Monday, January 12, 2009

Recipe Share!

In the interest of procrastination, I am going to post my two favorite winter "comfort food" recipes. Both of them involve the crock pot, so you can't get any easier than that! :) Both recipes were adapted from posts on AllRecipes, since I can't leave well enough alone and have to put my personal spin on these types of things. Without further ado:

Slow Cooker Chicken & Dumplings
3-4 skinless, boneless chicken breast halves
2 tablespoons butter
2 (10.75 ounce) cans condensed "cream of" soup (chicken, celery,
mushroom, etc.)
1/4 onion, finely diced (the original recipe called for one
onion and it was WAY too much, and we like onion)
2 (10 ounce) packages refrigerated biscuit dough, torn into
pieces (I couldn't find this, so I used one 16 oz. package reduced
fat grands buttermilk biscuit dough)
2.5 cups water
3 chicken bullion cubes
spices to taste (I sprinkle a bit of garlic powder, some celery
salt, pepper, parsley flakes, a bit of thyme, and a bay leaf)
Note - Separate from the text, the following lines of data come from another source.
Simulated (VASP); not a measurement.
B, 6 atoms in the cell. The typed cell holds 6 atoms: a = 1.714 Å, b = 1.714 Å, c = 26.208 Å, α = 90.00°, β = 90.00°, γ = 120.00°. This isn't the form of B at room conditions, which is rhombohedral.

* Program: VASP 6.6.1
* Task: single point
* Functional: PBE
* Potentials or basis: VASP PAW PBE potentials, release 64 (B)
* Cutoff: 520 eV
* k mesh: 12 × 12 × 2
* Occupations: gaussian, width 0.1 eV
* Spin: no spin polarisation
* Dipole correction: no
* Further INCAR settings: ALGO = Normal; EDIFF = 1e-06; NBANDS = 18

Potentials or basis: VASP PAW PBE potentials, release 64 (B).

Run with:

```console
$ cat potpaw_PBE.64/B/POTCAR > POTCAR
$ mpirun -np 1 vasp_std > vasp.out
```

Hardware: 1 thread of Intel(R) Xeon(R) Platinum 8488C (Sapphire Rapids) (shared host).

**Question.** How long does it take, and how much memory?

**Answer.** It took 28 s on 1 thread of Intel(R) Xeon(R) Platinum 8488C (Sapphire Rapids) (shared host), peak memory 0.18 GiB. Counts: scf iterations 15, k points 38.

1. Place the chicken, butter, soup, onion, and spices in a slow cooker.
Pour water over the ingredients and add chicken bullion cubes.
2. Cover and cook for 5-6 hours on High. About 30 minutes before serving,
take the chicken out and shred or dice and mix back into the liquid
ingredients. Remove bay leaf if applicable. Chop the biscuits into
bite-sized pieces, stir in, and cook until the dough is no longer
raw in the center, about 15-30 minutes.


Crock Pot Salisbury Steak

2 pounds lean ground beef
1 (1 oz.) envelope dry onion soup mix
1/2 cup Italian seasoned bread crumbs
1/4 cup milk
1/4 cup all-purpose flour
2 TBSP vegetable oil
2 (10.75 oz.) cans condensed cream of chicken or mushroom soup
1 (1 oz.) packet dry au jus mix
3/4 cup water
1 (8 oz.) package sliced fresh mushrooms

In a large bowl, mix together the ground beef, onion soup mix,
bread crumbs, and milk. Shape into 8 patties. Heat oil in
large skillet over medium-high heat. Dredge patties in flour
just to coat and quickly brown on both sides in the hot
skillet. Place browned patties into the slow cooker,
stacking alternately like a pyramid. In a medium bowl, mix
together the cream of chicken or mushroom soup, mushrooms,
au jus mix, and water. Pour over the meat. Cook on the
low setting for 4 or 5 hours, until ground beef is well
done. Soooo good over mashed potatoes!